Most companies firefight when it comes to recruitment, either because someone has left or the influx in sales had led to an increased workload. Either way, without planning and time to recruit, the firefight recruitment process is flawed and will cost your business, lots.

Smart entrepreneurs recognise this and instead of continually firefighting they have looked for the reason why there is a need for recruitment.

When you are replacing staff, it is important to understand why people leave, particularly if your staff turnover is high, either for a specific job role, or generally within your business. You should understand that team performance is directly linked to the people within the team and team performance changes most when new members come in or old members leave.

When we are engaged to provide an analysis of team performance, we start with an in-depth analysis of the current team, focussing on looking for correlations between length of service, compensation, and performance.

Unfortunately, a lot of business owners focus on the source of the problem, the lack of people resource and immediately solve that problem by hiring a replacement.

However, unless you understand why the last person left, then you will soon find that the next hire leaves, usually for the same reasons.

In our work, the primary reason for staff leavers comes down to one aspect, a person.

This person is usually the business owner or in some larger businesses, the staff member’s direct manager. However, in nearly all our work, this fact is seldom recognised, let alone given air time to resolve.

The main problem usually arises when it comes to reward and performance – when an employee wants more as they see their performance is greater, but the business owner or line manager sees their performance differently.

In our work, we usually find that aligning reward to performance circumvents these discussions, when the recognition is clear on both parts. The key here is to start the employee relationship on this foot, from the beginning.

Set clear goals, attainable expectations and then monitor progress against these, regularly.

We are advocates in raising the minimum rewards for those early in their careers to make them feel wanted, when results and performance allows. Then we also advise to reward those with longer service, again subject to performance reviews and meeting their targets.

They key is always to align reward to performance but whilst doing so ensuring that the rewards are achievable.

It is no use offering someone twice their salary for twice the amount of work – there are simply not enough hours in a day for most people to work that long.

Instead, we work with entrepreneurs to formulise a strategic HR function and encourage them to use their staff to drive value rather than just responding passively to the routine needs of businesses.

This is how we help to transform many companies, by making them recognise that their people are their biggest asset.

The key to this is for the entrepreneur to recognise that they need to wear yet another hat, as the talent leader.

The talent leader

When you wear your Talent Leader hat, you should study key metrics to drive performance and value from your staff. These metrics should capture year-to-year skills development, capability gaps, employee engagement, and attrition rates.

You should always be disconnected from the day-to-day HR functions, holiday requests, disciplinary hearings, recruitment adverts etc. Even as a small company such tasks can be outsourced effectively.

As with any business function, it needs to be results based and your role as talent leader is the same.

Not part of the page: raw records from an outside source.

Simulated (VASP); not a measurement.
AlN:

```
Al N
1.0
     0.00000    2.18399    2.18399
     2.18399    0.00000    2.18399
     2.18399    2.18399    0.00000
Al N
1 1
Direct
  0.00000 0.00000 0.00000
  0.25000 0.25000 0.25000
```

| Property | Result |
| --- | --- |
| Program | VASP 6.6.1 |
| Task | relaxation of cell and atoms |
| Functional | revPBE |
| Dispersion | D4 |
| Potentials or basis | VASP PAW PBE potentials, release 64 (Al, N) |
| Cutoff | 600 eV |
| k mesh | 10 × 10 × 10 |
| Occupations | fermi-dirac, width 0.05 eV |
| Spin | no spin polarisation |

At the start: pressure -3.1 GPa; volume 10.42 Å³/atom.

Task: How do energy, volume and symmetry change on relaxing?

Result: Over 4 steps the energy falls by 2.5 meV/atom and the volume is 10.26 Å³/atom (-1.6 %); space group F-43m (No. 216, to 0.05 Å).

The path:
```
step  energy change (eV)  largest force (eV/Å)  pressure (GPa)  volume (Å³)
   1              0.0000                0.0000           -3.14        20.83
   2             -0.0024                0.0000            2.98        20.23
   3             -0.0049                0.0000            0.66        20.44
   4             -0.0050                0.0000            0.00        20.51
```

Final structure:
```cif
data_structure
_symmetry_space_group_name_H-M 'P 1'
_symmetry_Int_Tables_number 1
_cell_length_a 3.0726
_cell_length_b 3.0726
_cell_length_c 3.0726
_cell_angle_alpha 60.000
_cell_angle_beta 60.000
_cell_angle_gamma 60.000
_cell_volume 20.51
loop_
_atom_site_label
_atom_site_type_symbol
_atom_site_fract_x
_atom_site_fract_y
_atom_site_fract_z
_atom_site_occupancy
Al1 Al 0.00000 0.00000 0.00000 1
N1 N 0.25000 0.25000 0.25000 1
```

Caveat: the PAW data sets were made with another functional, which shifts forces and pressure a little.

As an entrepreneur you will know, or should know that you cannot succeed without being able to deliver analytically driven business insights to drive business decisions. HR is the same, you need data about performance before any decisions can be made, hence you should have a system that collects this data, systematically.

This is a step change in mind-set for most entrepreneurs; many entrepreneurs are resourceful and smart sales leaders but very few possess a data and analytical mind-set or the appropriate problem-solving tool kit.

Business Impact.

There is a real prize for those that can use data analytics. Not in using data to measure a single metric, such as sales or profit, absentee rates or length of service.

Valuable data analysis links together several of these and other metrics and looks for clues, insights, that can drive business performance; business profit.

When you crack the problem and find a solution, only then can it drive your business performance. So if your business is based on your people, then reward them accordingly.